Ending a session on a cliffhanger is a great way to leave your players wanting more, and get them excited about coming back for the next session. It’s possible to screw this up, though, if you choose the wrong break point for your cliffhanger.
The key to a good cliffhanger is ending your session on a pause in the action, not right in the thick of it.
That may seem counterintuitive at first, but it’s actually pretty easy to implement. Let’s tackle this tip with a classic example: a big battle.
A climactic battle might break down into five segments:
- Opening skirmishes
- Major wave of enemy attacks
- Wave of attacks is repulsed
- More skirmishing
- Final showdown with the Big Bad
Assuming that the PCs are heavily involved in segments 3 and 5 (the two most important parts of the battle), you should put your cliffhanger right before segment 5. (If you put it in 1, 2 or 4, that wouldn’t be a cliffhanger.)
That way, you’ve delivered a mini-climax to cap the session — repulsing the big push from the enemy forces — but ended things in a dramatic pause: the PCs aren’t going to be heavily involved in the skirmishes, and their big spotlight moment is still to come.

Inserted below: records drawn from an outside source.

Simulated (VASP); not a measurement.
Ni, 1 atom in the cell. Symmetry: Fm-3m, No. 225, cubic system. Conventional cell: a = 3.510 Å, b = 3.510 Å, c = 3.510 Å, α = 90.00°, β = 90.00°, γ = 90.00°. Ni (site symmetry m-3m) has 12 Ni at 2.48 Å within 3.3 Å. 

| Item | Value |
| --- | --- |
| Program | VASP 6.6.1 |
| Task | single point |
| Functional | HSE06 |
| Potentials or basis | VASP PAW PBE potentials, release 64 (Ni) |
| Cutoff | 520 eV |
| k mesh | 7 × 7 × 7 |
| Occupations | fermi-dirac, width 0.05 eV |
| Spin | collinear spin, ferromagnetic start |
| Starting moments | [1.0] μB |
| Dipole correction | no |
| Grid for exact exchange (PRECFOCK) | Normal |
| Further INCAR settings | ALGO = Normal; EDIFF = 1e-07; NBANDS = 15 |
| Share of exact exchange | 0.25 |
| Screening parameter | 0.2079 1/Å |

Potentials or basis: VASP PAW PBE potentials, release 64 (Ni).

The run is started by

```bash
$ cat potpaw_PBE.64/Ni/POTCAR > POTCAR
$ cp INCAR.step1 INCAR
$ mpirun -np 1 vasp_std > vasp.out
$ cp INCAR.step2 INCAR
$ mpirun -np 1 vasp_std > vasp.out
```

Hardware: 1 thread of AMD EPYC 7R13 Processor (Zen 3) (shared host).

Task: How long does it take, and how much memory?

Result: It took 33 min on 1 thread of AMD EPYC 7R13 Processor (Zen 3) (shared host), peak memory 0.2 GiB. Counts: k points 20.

If you cut things off during segment 5, the final showdown, you’d be wasting all the momentum you worked so hard to build up — and when you start up again next session, you’ll be mid-battle and won’t be able to build it up again quickly enough.
It’s also important to resist the temptation to employ this kind of cliffhanger: “Dr. Doom swings his metal-clad fist, going for a coup de grace (roll dice), and…you’ll have to wait until next session to find out whether he kills you or not.” Mid-roll is the worst possible way to handle a gaming cliffhanger.
Look for that pause, that little valley in between the peaks of a cliffhanger-worthy scene, and you should be good to go. (I wouldn’t look to the movie Cliffhanger for pointers, though — it’s awful, but I just couldn’t resist using the image.)
When my players are separated or doing very different things, I sometimes switch focus from one to the other at cliffhanger moments. That seems to help keep interest up for the unfocussed players and can give them a bit of time to come up with clever ideas if needed.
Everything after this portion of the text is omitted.